Thursday, April 22, 2010

Weinberg's Words


So, Lloyd Blankfein thinks the SEC's attack on Goldman Sachs is politically motivated and is telling clients, according to today's Financial Times, that it will "hurt America."

Sidney Weinberg must be spinning in his partner's office in the great beyond.

Weinberg is a renowned past leader of Goldman Sachs & Co. He joined the firm in 1907 and became chairman in 1930, heading it until 1969. His son John joined the firm in 1950, eventually rising like his father to head the firm as co-chair with John Whitehead from 1976-1984 and as sole chair until 1990.

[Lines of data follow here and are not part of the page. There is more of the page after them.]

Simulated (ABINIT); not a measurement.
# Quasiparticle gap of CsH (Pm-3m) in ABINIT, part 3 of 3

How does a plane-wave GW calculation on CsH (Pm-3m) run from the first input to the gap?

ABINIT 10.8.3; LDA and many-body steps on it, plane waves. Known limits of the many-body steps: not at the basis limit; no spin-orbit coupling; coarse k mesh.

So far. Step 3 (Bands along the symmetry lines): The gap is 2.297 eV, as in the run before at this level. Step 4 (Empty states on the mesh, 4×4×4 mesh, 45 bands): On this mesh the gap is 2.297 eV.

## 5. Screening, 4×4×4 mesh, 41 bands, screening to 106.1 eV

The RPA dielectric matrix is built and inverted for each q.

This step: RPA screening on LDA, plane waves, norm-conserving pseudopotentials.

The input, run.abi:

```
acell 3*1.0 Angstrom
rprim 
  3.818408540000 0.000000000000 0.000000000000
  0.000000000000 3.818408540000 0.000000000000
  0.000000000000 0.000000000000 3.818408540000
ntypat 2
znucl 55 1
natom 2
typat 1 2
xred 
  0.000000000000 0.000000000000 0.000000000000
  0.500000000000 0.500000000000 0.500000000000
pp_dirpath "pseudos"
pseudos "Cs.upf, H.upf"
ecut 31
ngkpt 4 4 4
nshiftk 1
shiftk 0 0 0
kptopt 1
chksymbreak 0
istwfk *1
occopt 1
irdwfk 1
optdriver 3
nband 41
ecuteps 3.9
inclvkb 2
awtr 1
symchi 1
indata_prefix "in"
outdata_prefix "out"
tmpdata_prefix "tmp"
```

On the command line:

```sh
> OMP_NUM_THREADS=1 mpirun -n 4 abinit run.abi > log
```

Weinberg pere died in 1969, but he was the author of a cover story in the Summer 2003 edition of Directors & Boards. How that happened was that we got our hands on a remarkable speech that he delivered in 1949 to the Harvard Business School Club of Cleveland. He titled his talk, "The Functions of a Corporate Director." Why this speech is remarkable was the very reason I made it the cover story — I wanted to bring to a modern-day audience a "present at the creation" document that put forward how a public company board of directors needs to conduct itself for a progressive era of governance. It was everything the most assertive activist investor would want to hear.

I think of Sidney Weinberg, nicknamed "Mr. Wall Street" by the New York Times for his vast influence in his day on the banking business, spinning madly at Blankfein's assertion that the SEC is "hurting America" because here is what the distinguished banker warned in his 1949 speech:

"One must remember that every time a national corporation takes a step which is, or appears to be, against the public interest, it reacts on all corporations and is detrimental to our whole system of private enterprise."

The message, then, from one former Goldman chairman to his present counterpart: You are right about America being hurt, but are very wrong about the reason — it's not the attack on Goldman but what Goldman may have done to draw out the attack dogs.